Environment : CDH 5.15
Impala version : impalad version 2.12.0-cdh5.15.0 RELEASE
OS: Centos 6.10
Table size : 88TB
Partitions : 7K
Type : Parquet, file size compacted 256MB
We ingest data every minute to the table partition and run refresh table to load the data. There is a separate compaction process that runs every hour and merges smaller files into big. The set up was working fine for months until recently we are running into a strange issue of inconsistent behavior between few nodes. Randomly some nodes appears to have incosistent metadata i.e. even though refresh table command ran successfully some nodes still didn't have correct files so they referred older files for those partitions.
We tried invalidating metadata ( followed by describe table to fix metada) but it didn't help. Even re-running refresh doesn't help all the time. We need some help/points to figure out the issue.
* Is there a way to check if all Impala nodes have stale metadata ?

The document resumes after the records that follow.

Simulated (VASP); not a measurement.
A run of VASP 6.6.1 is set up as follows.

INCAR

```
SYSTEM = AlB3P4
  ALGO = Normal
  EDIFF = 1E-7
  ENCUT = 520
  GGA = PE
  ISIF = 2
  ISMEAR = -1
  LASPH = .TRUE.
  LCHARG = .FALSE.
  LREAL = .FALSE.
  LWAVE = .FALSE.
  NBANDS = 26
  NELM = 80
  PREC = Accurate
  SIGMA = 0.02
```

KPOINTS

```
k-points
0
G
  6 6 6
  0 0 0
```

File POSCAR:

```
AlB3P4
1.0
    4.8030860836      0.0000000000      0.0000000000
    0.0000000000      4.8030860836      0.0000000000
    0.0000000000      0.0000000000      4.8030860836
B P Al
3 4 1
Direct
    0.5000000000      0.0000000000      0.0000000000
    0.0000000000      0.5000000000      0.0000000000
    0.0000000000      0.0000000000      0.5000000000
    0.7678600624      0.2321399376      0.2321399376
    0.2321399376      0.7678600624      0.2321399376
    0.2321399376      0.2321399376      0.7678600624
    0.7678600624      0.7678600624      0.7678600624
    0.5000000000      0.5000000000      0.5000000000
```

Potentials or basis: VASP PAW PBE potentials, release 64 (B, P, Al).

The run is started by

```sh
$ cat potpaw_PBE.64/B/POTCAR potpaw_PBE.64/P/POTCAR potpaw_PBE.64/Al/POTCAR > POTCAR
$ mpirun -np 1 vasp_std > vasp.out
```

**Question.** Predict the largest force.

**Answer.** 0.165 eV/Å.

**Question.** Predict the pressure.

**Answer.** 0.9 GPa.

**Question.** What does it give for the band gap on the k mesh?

* How to fix metadata for individual node ?Is there a command ?
* Anyone has faced similar issue ? Can you share your experience and fix ?
We do have load balancer in Impala. In our case issue happen to be cross referenced VIP in different data center causing load on metadata servers. But still some of the capabilities of metadata status is either missing or undocumented or may be I'm unaware of. SYNC_DDL makes the DDL query extremely slow ... the performance drops from something that runs in 3 seconds to 5 minutes. We have 30 node cluster and I am hoping SYNC_DDL doesn't mean sequenctial execution of DDL ( even that doens't ad up ).
Is there a way to identify which node needs metadata refresh ? ( or which impalad has invlid metadata .... i.e. time when last metadata refresh occured ? )